User documentation for HPC resources at University of Manitoba
Since you have found this Website, you may be interested in Grex documentation. Grex is the University of Manitoba's High-Performance Computing system.
For experienced Grex users
Grex had a major, drastic Update on 9th year of its lifetime! The Update strongly affects the ways users interact with it: the OS updated to CentOS7, resource management software changed from Torque/Moab to SLURM, and communication libraries switched from MLNX OFED to RDMA-Core and UCX.
Thus, if you are a user experienced in the previous “version” of Grex, you might benefit from reading this dociment: Description of Grex changes.
For new Grex users
If you are a new Grex user, proceed to the quick start guide.
A Very Quick Start guide
- Create an account on CCDB. You will need and institutional Email address. If you are a sponsored user, you'd want to ask your PI for his CCRI code.
- After the CCDB account is approved, login to CCDB and apply for Westgrid Consortium account. Follow directions on portal.westgrid.ca to create Grex account.

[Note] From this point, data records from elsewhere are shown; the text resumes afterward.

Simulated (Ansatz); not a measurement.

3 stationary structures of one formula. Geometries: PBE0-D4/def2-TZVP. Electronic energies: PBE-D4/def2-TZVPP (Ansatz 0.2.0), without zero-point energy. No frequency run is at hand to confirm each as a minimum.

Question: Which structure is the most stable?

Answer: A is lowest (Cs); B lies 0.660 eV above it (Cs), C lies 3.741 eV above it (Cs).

- Wait for half a day. Install an SSH client, and SFTP client for your operating system.
- Connect to grex.westgrid.ca with SSH using your username/password from step 2.
- Make a sample job script, call it sleep.job . The job script is a text file that has a special syntax to be recognized by SLURM. You can use the editor nano , or any other right on Grex SSH prompt (vim, emacs, pico, …); you can also create the script file on your machine and upload to Grex using your SFTP client.
#!/bin/bash #SBATCH --ntasks=1 --cpus-per-task=1 #SBATCH --time=00:01 --mem-per-cpu=100mb echo "Hello world! will sleep for 10 seconds" time sleep 10 echo "all done"
- Submit the script using sbatch command, to the compute partition
sbatch --partition=compute sleep.job
- Wait until the job finishes; you can monitor queue's state with the ‘sq’ command. When the job finishes, slurm-NNNN.out should be in the job directory.
- Download the output slurm-NNNN.out from grex.westgrid.ca to your local machine using your SFTP client.
- Congratulations, you have just ran your fist HPC-style batch job. This is the general workflow, more or less; you'd just want to substitute the sleep command to something useful, like your-code.x your-input.dat .